Life onstage with Roseanne Barr has always been a mixed bag, consisting of a few choice goodies mixed in with a hefty load of trash, and her HBO special, “Roseanne Barr Live From Trump Castle,” which airs tonight at 7 on HBO, offers little to change the ratio. That’s been her deliberate choice, it should be quickly noted, in one of the most intriguing careers in modern show business.
Barr has grown some in her ability to theatricalize herself since the early days of her stand-up career, when she stood like a lump onstage and meowed her complaint in a self-satisfied, indolent voice. A lot of her articulation is more forthright now (she even quotes Shakespeare with commendable clarity and expression), and with her hair softly styled and wearing a glitzy hot pink and silver-sequined dress, there are moments when she looks genuinely pretty, a cousin to the blown-up Delta Burke whose pictures we’ve been seeing in the gossip tabloids lately. She even arrives onstage in a Duesenberg chauffeured by none other than The Donald--Trump himself.

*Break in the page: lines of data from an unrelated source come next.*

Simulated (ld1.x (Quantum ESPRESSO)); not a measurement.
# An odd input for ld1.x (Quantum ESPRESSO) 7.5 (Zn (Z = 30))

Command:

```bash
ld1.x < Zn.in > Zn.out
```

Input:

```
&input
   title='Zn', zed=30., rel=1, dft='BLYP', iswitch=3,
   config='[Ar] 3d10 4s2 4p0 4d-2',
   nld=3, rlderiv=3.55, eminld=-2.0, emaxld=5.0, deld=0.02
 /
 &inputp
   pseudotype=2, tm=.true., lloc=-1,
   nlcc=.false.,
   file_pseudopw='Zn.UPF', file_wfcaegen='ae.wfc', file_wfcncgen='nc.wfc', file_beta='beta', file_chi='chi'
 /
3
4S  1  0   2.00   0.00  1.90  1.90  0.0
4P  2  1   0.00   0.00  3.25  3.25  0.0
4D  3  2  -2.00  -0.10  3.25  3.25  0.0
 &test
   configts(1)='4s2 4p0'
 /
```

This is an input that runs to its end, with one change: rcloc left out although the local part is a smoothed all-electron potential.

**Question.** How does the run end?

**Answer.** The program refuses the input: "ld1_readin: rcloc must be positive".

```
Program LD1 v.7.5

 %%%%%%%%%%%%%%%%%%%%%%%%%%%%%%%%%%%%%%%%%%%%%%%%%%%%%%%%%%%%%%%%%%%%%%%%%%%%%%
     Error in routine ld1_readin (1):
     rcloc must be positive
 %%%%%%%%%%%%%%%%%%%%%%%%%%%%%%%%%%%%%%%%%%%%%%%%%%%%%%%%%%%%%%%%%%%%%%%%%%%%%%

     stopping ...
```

But aggressive amateurism has always been the hallmark of Barr’s routine, part as an expression of her peculiar Jekyl & Hyde personality, and part as the anti show-biz posture that has always been one of the principal sources of her appeal--and we see it here once again. Barr has become a celebrity in part by parodying celebrity; here she plays a show-biz diva who never fails to remind her audience that she’s playing a benefit. She sings parts of several songs in a style that ranges from clumsy to execrable; most of her jokes have good set-ups and dumb payoffs; her structure rarely gets beyond the rough-cut stage; and the flatness of her material is punched up by robust expletives--a general sign that a joke won’t carry on its own.
Still, dealing with Roseanne in all her coarseness is never a simple matter. She came along as an answer to the Reagan Administration-"Dynasty” years, an antithesis so complete that it extended to performance style itself. Glib smoothness and slick grace, to Roseanne and the audience that collected around her like a hungry constituency, seemed part of a larger hypocrisy, the acquired expression of a rich and famous caste that left the rest of us working stiffs outside looking in.
It isn’t only fat, lonely, unhappy women who see a champion in Roseanne, it’s the people who struggle to make ends meet, who’ve learned all the Hamburger Helper recipes, and don’t see their lives reflected in the media. It’s the same people who, a decade or so after Roseanne began her major career offensive, embraced Bart Simpson.
Suddenly even Tom Arnold-- that yokel who never would’ve made it out of a small-time comedy club roster without her--seems likable in this context. And she does have her moments. Even to a male viewer, her “28 different women you see during a 28-day cycle” is savagely funny. And in a time such as ours when show-biz values have become breathlessly canonized, it’s great to see someone go after that towering symbol of entertainment sycophancy, Arsenio Hall.
Maybe not at $40 a pop, however, which is what her Trump Castle audience paid to see her. At the outset of her show, she sends Arnold out to warm the audience up by giving him this admonition: “Remember, these people don’t matter.” Maybe someday her audience will become convinced that she means it; then she’ll be through.
Right now, however, as artless and crude as she is, she’s managed the unequivocal feat that’s the first rule of artistic success: She’s forced people to accept her on her own terms.
Other playdates include: Wednesday, Jan. 14, 17 and 20.